Stinger Missile Training

A Marine training to be part of the Low Altitude Air Defense (LAAD) section fires a Stinger missile. (U.S. Marine Corps photo by Lance Cpl. Rachel K. Young)

WASHINGTON: As the conflict in Ukraine nears the three-month mark, the various requests for different weapon systems from the US is stirring concern on Capitol Hill about what impact the draw-downs may have on the Pentagon’s stockpiles. And the Marines, with the smallest stockpiles of weapons, are now making their long-term concerns heard as well.

To date, the US Marine Corps alone has sent approximately 1,000 Javelin and 1,000 Stinger missile weapon systems to help Ukraine in its fight against Russia’s invading army, Lt. Gen. Karsten Heckl, the Marine Corps’ top requirements officer, told a House panel today.

The supplemental funding Congress previously provided to the military, around $3.4 billion, will not be enough to resupply those stockpiles, Jay Stefany, a senior Navy acquisition official, added.

Heckl, Stefany and Lt. Gen. Mark Wise, the Marines’ top aviator, testified today before the House Armed Services Tactical Air and Land Forces subcommittee about the Navy’s fiscal 2023 budget request.

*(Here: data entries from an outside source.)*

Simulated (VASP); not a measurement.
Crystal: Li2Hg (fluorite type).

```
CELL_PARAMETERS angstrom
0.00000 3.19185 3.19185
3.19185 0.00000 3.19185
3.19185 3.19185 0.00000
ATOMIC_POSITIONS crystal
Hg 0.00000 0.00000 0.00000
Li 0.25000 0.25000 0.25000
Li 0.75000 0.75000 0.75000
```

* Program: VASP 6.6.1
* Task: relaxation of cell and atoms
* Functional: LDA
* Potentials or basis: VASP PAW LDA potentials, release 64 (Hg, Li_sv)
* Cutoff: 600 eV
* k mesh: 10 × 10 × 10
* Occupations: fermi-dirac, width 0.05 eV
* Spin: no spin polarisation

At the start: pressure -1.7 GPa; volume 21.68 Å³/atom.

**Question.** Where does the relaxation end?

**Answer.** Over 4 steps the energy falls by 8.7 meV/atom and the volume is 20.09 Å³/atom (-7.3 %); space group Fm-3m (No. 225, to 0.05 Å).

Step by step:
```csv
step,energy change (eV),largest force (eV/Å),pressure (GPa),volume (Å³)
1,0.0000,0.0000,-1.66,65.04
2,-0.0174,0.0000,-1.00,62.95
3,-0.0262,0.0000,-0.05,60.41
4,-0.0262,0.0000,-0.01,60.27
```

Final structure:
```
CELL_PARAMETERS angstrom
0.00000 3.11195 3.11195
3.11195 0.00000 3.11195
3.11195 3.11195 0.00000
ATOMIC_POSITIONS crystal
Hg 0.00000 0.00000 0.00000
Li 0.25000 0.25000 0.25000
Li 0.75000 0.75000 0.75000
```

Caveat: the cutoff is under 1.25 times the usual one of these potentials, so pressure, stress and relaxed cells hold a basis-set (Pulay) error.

“This budget request … was not constructed with the supply to the Ukrainians in mind so that is an issue,” Heckl said in response to questions from Rep. Donald Norcross, D-N.J., and Rep. Vicky Hartzler, R-Mo., the panel’s chairman and ranking member. Those munitions “are absolutely critical to be resupplied for us.”

Click here for an infographic on what weapons the US has sent to Ukraine so far

The Senate this week attempted to pass bipartisan legislation that would have provided another $40 billion in assistance to Ukraine’s military, but the bill was stifled by Sen. Rand Paul, R-Ky., who has insisted a third-party office be established to monitor how the foreign aid is being spent. The bill will likely be put on the Senate floor again next week.

Ukraine’s foreign minister took to Twitter to call out Kentucky’s junior — and often firebrand — senator.

“We could have already started using the new U.S. assistance package to more effectively save lives of Ukrainians who defend the democratic world… [The] American people were in strong support, and @RandPaul delayed so much needed support,” Dmytro Kuleba tweeted early Friday morning.

Hartzler at the hearing today asked Stefany whether the funding provided to the Pentagon in that bill would be sufficient to resupply the Marine Corps’ stockpiles.

“For what we know right now and what we project, that would be adequate,” he responded. “Now again, as the war continues on and there are more requests for draw-down material, it could obviously change over time, but right now we believe that is sufficient for where we can project going forward.”

Separately, lawmakers also questioned Stefany about the service’s FY23 budget request for a CH-53K “block buy” rather than a multi-year procurement contract. The CH-53K is the service’s heavy-lift helicopter which recently achieved initial operational capability.

The difference between the two deals boils down to how many aircraft the Marine Corps is agreeing to buy on the day the contract is signed. A block buy deal means the service guarantees it will purchase that number of aircraft over the life of the contract. A multi-year procurement contract is more flexible, providing a numerical range the service can choose from each year the contract is in play.

Both options potentially offer savings depending on how the deal is structured. The Marine Corps’ requested FY23 CH-53K block buy will save roughly $150 million, according to the service.

Stefany told lawmakers today the decision to request a block buy mainly came down to data. The Pentagon is statutorily required to provide certain metrics to lawmakers and other independent authorities in order to justify a multi-year procurement deal. The service was not prepared to do that this year, he said. The Marine Corps still plans on pursuing a five-year procurement contract in the future, Stefany added.